Some people claim that defaulting on a mortgage will put homeowners in the express lane for mortgage modifications. This is a horrible, horribly expensive misconception, says Tina Williams, a housing counselor at the Consumer Credit Counseling Service of Chattanooga in Tennessee. “I have never given this advice, but I see it pitched repeatedly when there is imminent default,” she says. “This is pitched no less by the mortgage lenders themselves.”
While it’s true that some government-backed mortgage-modification programs are available only to people who are delinquent on their mortgage payments, it’s still a bad idea, akin to wrecking a perfectly good car because you want 0% financing on a new vehicle.
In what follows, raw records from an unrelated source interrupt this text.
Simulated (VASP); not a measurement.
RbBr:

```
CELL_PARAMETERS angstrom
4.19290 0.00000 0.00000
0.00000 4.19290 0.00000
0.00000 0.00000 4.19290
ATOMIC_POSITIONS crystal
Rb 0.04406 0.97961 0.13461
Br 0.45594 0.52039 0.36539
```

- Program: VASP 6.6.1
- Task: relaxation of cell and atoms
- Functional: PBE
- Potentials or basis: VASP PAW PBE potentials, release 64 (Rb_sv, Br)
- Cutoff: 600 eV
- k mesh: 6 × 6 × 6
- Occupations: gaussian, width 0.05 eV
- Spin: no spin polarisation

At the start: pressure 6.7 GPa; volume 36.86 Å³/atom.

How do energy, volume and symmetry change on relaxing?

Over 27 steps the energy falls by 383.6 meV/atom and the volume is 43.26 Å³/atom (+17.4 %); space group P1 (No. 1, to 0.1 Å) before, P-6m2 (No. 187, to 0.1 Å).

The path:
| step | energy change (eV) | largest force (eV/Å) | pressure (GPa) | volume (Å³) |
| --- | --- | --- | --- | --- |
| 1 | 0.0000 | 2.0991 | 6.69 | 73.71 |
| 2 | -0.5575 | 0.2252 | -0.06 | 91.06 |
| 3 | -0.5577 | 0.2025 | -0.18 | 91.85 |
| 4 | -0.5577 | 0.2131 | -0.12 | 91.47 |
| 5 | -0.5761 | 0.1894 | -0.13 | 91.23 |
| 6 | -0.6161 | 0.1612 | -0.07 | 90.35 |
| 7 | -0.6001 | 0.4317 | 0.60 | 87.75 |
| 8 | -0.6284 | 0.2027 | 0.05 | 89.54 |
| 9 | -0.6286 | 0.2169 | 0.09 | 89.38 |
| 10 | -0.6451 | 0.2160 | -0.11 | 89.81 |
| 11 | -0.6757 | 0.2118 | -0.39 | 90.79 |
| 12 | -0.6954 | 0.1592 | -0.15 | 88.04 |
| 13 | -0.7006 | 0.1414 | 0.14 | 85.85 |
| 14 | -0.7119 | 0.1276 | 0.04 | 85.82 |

Skipping mortgage payments torches your credit score and lets the creditor pile on the penalties — which you’ll still be stuck with even if you do get a modification. “Obviously, this is just adding on late fee after late fee after late fee,” says Jennifer Peters, a counselor at the Consumer Credit Counseling Service of West Georgia/East Alabama.
The biggest risk is that you’ll fail to get a modification; many foreclosed-on homeowners tried in vain to get a modification and wound up losing their house anyway. What’s more, most modification programs available to delinquent borrowers only affect interest rates and loan terms rather than lowering the principal, which mitigates the financial relief.